Some days the electricity goes out, leaving Minerva Rios and Jesus Noriega without light or water. They often have to carry large water jugs up the hill they live on in order to drink and bathe, which is crucial for Puerto Ricans who experience high temperatures on a weekly basis. Their grandchildren across the sea in the continental United States constantly worry about their wellbeing and are bothered by the lack of U.S. support after the disaster.
The island has not fully recovered from hurricane Maria in September 2017. More than two hundred schools were damaged, which forced Puerto Rican students to leave their old schools and friends, according to The New York Times. The Washington Post reported that close to three thousand people have died from the storm, leaving families torn. Puerto Rico’s Congress believes that it would take about $130 billion to rebuild Puerto Rico’s streets, houses, schools and other crucial utilities, according to NBC News.
Puerto Rican governor Ricardo Rossello has requested statehood for Puerto Rico. A poll conducted among residents in September 2018 showed that about 48 percent want Puerto Rico to become a state, 26 percent would rather remain a U.S. territory, and 10 percent want full independence, according to Vox.
Puerto Rico became independent from Spain in February 1898 but also became a commonwealth of the U.S. in the same year. Now, the island is one of the oldest colonies in the world as it is still considered an American territory today. Puerto Ricans are American citizens, which means they don’t need a passport to enter the United States. They pay federal taxes, but do not have a congressional representative and cannot vote in major elections that will affect their island. It is clear that Puerto Ricans do not receive the same benefits as citizens living in the U.S., but the debate over what they should do about it has been dismissed for the most part for several years. After hurricane Maria hit and the U.S. failed to give sufficient aid, frustration has risen to the surface in the hearts of Puerto Ricans around the world.
Most Puerto Rican youth, like Sebastian Caneles, know this issue inside and out. The fifteen-year-old freshman at Fenway High is the child of two parents from Puerto Rico, and he wears his Puerto Rican flag with pride on culture days at his school. Canales believes that it would be in Puerto Rico’s best interest to become a state.
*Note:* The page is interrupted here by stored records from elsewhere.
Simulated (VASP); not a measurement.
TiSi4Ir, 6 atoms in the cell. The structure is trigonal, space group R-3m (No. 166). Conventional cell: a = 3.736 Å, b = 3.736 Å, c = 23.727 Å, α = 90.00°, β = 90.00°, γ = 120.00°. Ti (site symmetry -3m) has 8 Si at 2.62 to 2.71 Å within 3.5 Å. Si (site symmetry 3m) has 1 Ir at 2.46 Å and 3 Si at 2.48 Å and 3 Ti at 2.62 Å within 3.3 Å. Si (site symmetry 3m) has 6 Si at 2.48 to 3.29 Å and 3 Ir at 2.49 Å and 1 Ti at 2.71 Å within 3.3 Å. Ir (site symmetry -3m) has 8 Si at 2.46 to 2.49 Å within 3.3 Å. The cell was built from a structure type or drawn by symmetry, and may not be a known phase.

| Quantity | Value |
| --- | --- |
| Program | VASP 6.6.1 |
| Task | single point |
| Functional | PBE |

“I feel like if Puerto Rico becomes an independent country it is going to create a lot of mess, and right now there’s so much violence,” he said. “And if Puerto Rico becomes independent it’s going to be harder to get the benefits that they need and the support.”
To students unfamiliar with the island's history, it can seem like it’d be easier if Puerto Rico became independent due to its unique culture. However, the more one learns about this delicate topic, the more they understand the true story that is being told. Three Fenway High students who aren’t Puerto Rican were shocked to learn about the injustices that the island has faced over the years. When asked if Puerto Rico should become a state or an independent country, their position changed from “I think they should be independent” to “But if they have no congressmen they can’t just become independent on their own.”
Statehood is a popular choice for Puerto Ricans because they would gain not only two seats in the U.S. Senate, but also around $20 billion every year, which could be used for the much-needed repairs, according to The Washington Post. Not to mention the connection many Puerto Ricans have with the States as the U.S. has always acted as a support system for the Puerto Rican community. Still, there are some who believe that there are more complex aspects to consider when thinking about a history-making decision such as this.
Inquilinos Boricuas en Acción is a non-profit organization that focuses on helping to advance the lives of low-income families with affordable housing, along with art and education programs that help shape young leaders. Pedro Cruz, director of the organization’s Youth Development Program, is a proud Puerto Rican who is enriched by the culture and traditions of his home island. He believes that this topic is one that can not be easily answered with a one-word response.
“This is one of those questions that brings up more questions,” he said. “It’s almost like we want to be a state because of some sense of survival, but is it really in our hearts to be a state, or is it just an act of survival? If we become a state, what’s going to happen to our culture? I would love in my heart of hearts to be independent, but they crippled us to the point that we ask, ‘Are we even capable of being independent?’” He believes that if Puerto Rico was to become independent, it would need a 10-year plan to maintain the island.
Although there hasn’t been any legislative action on Puerto Rico’s standing, there has been conversation surrounding this controversial issue. Rossello has demonstrated an interest in statehood in a tweet stating: “Yes, we are wonderful people: we have weaved American Flag, the fabric of our nation, with our sacrifice and valor fighting in every war since WWI. We are Americans, we are your citizens.”
The future of Puerto Rico is undecided and unclear, but it’s important that Puerto Ricans understand the past.
“What Puerto Ricans are missing out on is self-awareness,” Cruz said. “We need to know our history, know everything that has really been done to us and understand the political history behind our oppression.”